Fatal Five-Vehicle Crash on the Road to the Coast — Cuenca-Molleturo Closed at Tamarindo

The Crash
A five-vehicle crash on the Cuenca-Molleturo-El Empalme highway — the main route most Cuenca residents take to the Ecuadorian coast — killed one driver around midday on April 14, 2026, and shut the road down preventively for several hours (source).
Per El Mercurio:
- Time: "alrededor de las 11:14" — roughly 11:14 AM
- Location: "la vía Cuenca–Molleturo–El Empalme, cerca del kilómetro 92, en el sector de Tamarindo"
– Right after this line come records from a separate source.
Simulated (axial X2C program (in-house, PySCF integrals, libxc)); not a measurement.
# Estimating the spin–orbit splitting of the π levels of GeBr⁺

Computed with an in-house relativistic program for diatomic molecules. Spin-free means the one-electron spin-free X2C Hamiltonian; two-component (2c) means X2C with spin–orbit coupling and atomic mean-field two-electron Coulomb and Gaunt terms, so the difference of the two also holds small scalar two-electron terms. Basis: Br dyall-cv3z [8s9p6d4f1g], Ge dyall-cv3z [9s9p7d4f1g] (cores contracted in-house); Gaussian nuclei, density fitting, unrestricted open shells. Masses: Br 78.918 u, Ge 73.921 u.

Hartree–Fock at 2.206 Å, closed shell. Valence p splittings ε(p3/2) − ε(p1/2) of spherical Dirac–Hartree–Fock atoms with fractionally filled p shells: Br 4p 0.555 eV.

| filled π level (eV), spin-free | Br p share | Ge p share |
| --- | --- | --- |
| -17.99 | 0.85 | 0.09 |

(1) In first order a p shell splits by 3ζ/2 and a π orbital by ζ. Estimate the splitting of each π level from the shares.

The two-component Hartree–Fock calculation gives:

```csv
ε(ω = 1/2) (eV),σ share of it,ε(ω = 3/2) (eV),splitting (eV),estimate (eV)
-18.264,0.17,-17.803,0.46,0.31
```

- Vehicles: "Cinco vehículos resultaron afectados" — five vehicles involved
- Deaths: "cuyo conductor falleció" — one driver confirmed dead at the scene
Conditions
The stretch where it happened was socked in with weather at the time: "La zona donde se produjo el siniestro presentaba condiciones de lluvia y neblina" — rain and heavy fog. Anyone who has driven that section of road knows exactly what that means. Kilometer 92 sits in the high Cajas corridor, where the weather can flip from clear to pea-soup visibility within a single switchback.
Who Responded
The Cuerpo de Bomberos de Cuenca confirmed the death. Traffic police and national police both responded: "Agentes de la Comisión de Tránsito del Ecuador y de la Policía Nacional del Ecuador acudieron al lugar."
Among the vehicles involved, El Mercurio identifies "una camioneta con los logos de la Prefectura del Azuay" — a pickup bearing the logos of the Azuay provincial prefecture — and "un vehículo Hyundai de color negro" — a black Hyundai.
Road Closure
Traffic was suspended preventively — "el tránsito fue suspendido de manera preventiva" — while first responders cleared the scene. The road has since reopened, but if you're heading to the coast, plan on the usual slow sections around El Cajas and through the Molleturo descent.
What This Means for You
The Cuenca-Molleturo-El Empalme road is the one most Cuenca expats take when they head to Guayaquil, Playas, Puerto Cayo, Olón, or anywhere else on the coast. It's also one of the more demanding drives in Ecuador, and this crash is a textbook example of why.
- Don't drive this road in rain or fog without serious caution. Visibility can drop to nothing in seconds in the high-altitude stretches. If the weather is bad at El Cajas, it's going to be worse at the Molleturo descent.
- Build in extra time. Closures like this one aren't unusual. If you have a flight to catch from Guayaquil or a hotel booking on the coast, don't plan the drive for the last possible window.
- If you can, drive it during daylight. Serious accidents on this corridor happen around dawn and dusk with depressing regularity. Middle of the day is noticeably safer.
- Know your alternatives. The longer southern route through Girón and Santa Isabel is an option when Molleturo is closed or socked in. It adds hours but gets you there.
The road is back open. Just drive it carefully.